In his era as a starter from 1951 to 1963, former Chicago White Sox third baseman Minnie Minoso was fifth in batting average, fifth in hits in the majors, fifth in runs scored, fourth in slugging percentage, fourth in stolen bases, second in doubles, and collected three gold gloves, playing against the likes of Willie Mays, Mickey Mantle, Ralph Kiner and Duke Snider.
Former Brooklyn Dodger outfielder Gil Hodges was third in all-time home runs for right-handed batters when he retired in 1963. Hodges then went on to manage the 1969 “Miracle Mets” and then died young at the age of 47 in 1972. Hodges received three votes or fewer.
The problem is many voters have been voting on these same players for decades now. It is highly unlikely that a voter that chose not to elect Dick Allen, Tony Oliva or Gil Hodges on the regular or veterans’ ballot, will finally put them in on the veterans’ ballot. This needs to change. I think the veterans need to be put on the regular ballot, and voted straight up yes or no, with a two-thirds majority (67%) required to gain entry. Others have proposed that the veterans’ committee must elect one veteran each year.

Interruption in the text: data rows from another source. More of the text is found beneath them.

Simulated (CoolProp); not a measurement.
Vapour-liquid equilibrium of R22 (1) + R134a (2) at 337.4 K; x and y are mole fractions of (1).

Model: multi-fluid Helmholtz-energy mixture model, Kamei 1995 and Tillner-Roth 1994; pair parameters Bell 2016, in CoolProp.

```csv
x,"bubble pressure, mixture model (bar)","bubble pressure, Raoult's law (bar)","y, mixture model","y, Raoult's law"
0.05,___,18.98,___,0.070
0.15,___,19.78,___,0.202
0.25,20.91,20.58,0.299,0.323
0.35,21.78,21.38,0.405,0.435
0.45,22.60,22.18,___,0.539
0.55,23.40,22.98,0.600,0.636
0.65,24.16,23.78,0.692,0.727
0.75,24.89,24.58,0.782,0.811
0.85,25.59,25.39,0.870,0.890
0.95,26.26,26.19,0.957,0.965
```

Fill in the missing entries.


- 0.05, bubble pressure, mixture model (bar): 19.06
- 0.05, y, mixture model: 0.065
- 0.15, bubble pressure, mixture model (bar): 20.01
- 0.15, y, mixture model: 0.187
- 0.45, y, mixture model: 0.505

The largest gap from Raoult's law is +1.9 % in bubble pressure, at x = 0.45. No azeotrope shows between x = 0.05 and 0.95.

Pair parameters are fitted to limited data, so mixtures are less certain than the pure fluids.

For the regular ballot, writers are given the difficult task of choosing up to ten players from the hundreds of candidates up for consideration. With the backload of deserving recent candidates like Barry Bonds, Mike Piazza, Jeff Bagwell, Roger Clemens, Edgar Martinez, Craig Biggio, Mark McGwire, Sammy Sosa, Fred McGriff and the new addition of first year candidates like Pedro Martinez, Randy Johnson, John Smoltz, and Gary Sheffield, it is impossible to choose just 10. The voting system is broken and has been for years. It is in need of a massive overhaul in order to fix the errors of the past.
ESPN.com lead baseball writer and TV analyst Buster Olney has come out publicly and declared he will not vote on this year’s regular ballot to protest the voting process. Instead of being limited to just 10 possible candidates, Olney proposes writers should elect as many candidates as seen fit by simply voting yes or no for a player’s entry, even if it means 10, 20, or even 30 candidates are inducted.
PERFORMANCE ENHANCING DRUGS
The main reason why there is such a big logjam of candidates is because of the Steroid Era. Many voters refuse to induct anyone who is believed to have cheated the game of baseball by using PEDs. Others have said they will vote users in because steroids and other performance enhancing drugs were “legal”, meaning while most (but not all) of the drugs were illegal to acquire, according to the FDA, like anabolic steroids, there were no rules banning them by Major League Baseball. In fact, substances like Human Growth Hormone were available with a doctor’s prescription, and were not banned by MLB until just a decade ago. The main issue voters have is it is simply impossible to tell who did or did not take performance-enhancing drugs. Almost all players from this era are suspect.
Regardless of personal belief about steroids and other performance enhancing drugs, it is impossible to believe the amount of worthy candidates who have yet to be inducted because of suspected steroid use. The holder of both the single season and all-time record for home runs in Barry Bonds, the all-time home run leader for catchers in Mike Piazza, the holder of the most Cy Young awards ever in Roger Clemens, and the men who brought baseball out of the post 1994 strike depths in Mark McGwire and Sammy Sosa are not in the Hall. The importance of these players must not be ignored by voters.
In recent years there have been controversial ballots sent in by voters. Last year a writer refused to vote for anyone unless Detroit Tigers pitcher Jack Morris got in, in his final year of eligibility (he did not). People were outraged.
Another controversy erupted when ESPN TV host and Miami Herald columnist Dan LeBatard crowd-sourced his ballot to the sports website Deadspin last year. After LeBatard revealed he gave Deadspin his ballot, he was suspended from the BBWAA for one year, and permanently stripped of his vote. Many people, including myself, believe the Deadpsin ballot was one of the better ones, voting for Mike Piazza, Barry Bonds, Roger Clemens, Tom Glavine, Greg Maddux, and Frank Thomas, among others.
Ironically the person who went on to become president of the Baseball Writers Association of America, Jose de Jesus Ortiz of the Houston Chronicle, later admitted he often crowd-sourced his vote with fans at a local margarita bar and had for years. I have no issues with crowd-sourcing as long as the crowd is serious about the mission.
In summary, deserving players like Dick Allen, Tony Oliva, Minnie Minosa, Gil Hodges, & Barry Bonds, Mike Piazza, Craig Biggio and Roger Clemens are being overlooked and have been for years. The Hall of Fame needs to change its voting system, immediately, or else it will continue to be a mockery of its former self.